While in primary school I had a teacher who ran us around the playground, weaving stories that somehow tied in with tree-houses, swing sets and monkey bars. In high school I learned to calculate distance using the speed of light, to imagine imaginary numbers, and think critically about Dorian Gray (which was not too hard to do, let’s face it). On to my year as an exchange student in America, and I met a tiny gnome of a teacher called Mr. Ribbich – he and I argued gun laws and beat poetry and the political landscape that makes up America. Finally in psychology I found a department of mentors. In particular, throughout my PhD and now my post-doc I am (still) learning to think about understanding human behavior and thought empirically in a way that I never knew was possible.

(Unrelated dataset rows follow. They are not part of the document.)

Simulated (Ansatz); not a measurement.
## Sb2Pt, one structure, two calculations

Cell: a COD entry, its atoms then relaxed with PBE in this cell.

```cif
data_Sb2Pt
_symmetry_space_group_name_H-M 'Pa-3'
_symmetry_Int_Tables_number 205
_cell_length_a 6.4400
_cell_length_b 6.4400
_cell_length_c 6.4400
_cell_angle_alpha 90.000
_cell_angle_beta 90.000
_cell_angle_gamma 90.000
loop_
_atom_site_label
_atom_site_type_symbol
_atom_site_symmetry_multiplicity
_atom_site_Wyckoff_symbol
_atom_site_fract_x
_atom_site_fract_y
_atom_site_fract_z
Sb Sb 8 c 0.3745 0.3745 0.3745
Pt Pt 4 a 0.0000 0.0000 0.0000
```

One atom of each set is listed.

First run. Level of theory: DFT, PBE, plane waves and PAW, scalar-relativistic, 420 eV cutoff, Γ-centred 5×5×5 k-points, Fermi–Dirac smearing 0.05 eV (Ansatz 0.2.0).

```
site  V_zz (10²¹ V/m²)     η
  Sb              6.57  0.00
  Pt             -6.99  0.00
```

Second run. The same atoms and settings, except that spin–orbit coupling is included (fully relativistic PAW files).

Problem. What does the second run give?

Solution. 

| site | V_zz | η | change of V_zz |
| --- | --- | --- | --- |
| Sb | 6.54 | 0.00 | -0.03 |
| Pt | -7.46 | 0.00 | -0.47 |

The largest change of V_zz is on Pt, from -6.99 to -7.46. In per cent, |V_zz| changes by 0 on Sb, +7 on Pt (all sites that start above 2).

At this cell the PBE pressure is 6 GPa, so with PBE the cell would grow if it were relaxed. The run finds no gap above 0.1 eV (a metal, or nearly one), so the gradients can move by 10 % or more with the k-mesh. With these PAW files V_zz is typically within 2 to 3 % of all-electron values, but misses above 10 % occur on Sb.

Which brings me to the point of this post. While I have been tutoring and lecturing for a long while now, and am very comfortable with soap-box ranting about statistics and social psychology, this year has brought me my very first honours students. Having honours students (and masters and PhD students) provides a unique opportunity to teach and mentor. In large university classes you have very limited one-on-one contact with students, but as a supervisor you become an integral part of your student’s life and learning experience. All of which has led me to think about the sort of mentor and teacher I want to be to my honours students (and eventually PhD students). Below I review some famous examples of teachers – one that I refuse to be, one that I would like to be (but probably couldn’t pull it off), and finally one that I want to be.
The teacher I refuse to be:
American Mary-Kay Letourneau, at the age of 35, became pregnant to her 13 year old student. She eventually served seven years in prison, and upon release married the student. She now frequently hosts ‘Hot For Teacher’ events in Seattle. Do I even need to comment on why I refuse to be the Mary-Kay Letourneau of the psych department?
The teacher I could try and fail to be:
In ‘Dead Poet’s Society’ Robin Williams plays an inspirational teacher at a conservative boys’ school. He teaches the boys to appreciate poetry, stands on tables whilst doing so, and instructs them (a la Walt Whitman) to call him ‘O Captain, my Captain’. I want to be this teacher, and I want it bad – stirring students into a frenzied revolution of learning sounds like fun. Teachers who aim to emulate Robin Williams’ example, however, typically tend to fail spectacularly. They are met with rolling eyes, heaving sighs and general mockery. I do not necessarily abandon my hopes of being referred to as ‘Captain, my Captain’ someday, but will perhaps try for it when I become a little more eccentric in later life.
The teacher I want to be:
Finally, an example of the sort of mentor that I would like to be – that definitive teacher, Albus Dumbledore. Dumbledore (like all people) is flawed, but his influence on Harry is ultimately extremely positive. When Harry worries that his nature is inherently bad, Dumbledore says to him “It is choices Harry, that show what we truly are, far more than our abilities.” This quote has struck with me, perhaps more than any other uttered by Dumbledore (yes, I know he is imaginary). Dumbledore is profound, kind, and teaches Harry while allowing him to also grow and learn on his own. Yes, in conclusion I think that I am going to model my honours supervisory style on Dumbledore.
So… what sort of mentor are you going to be?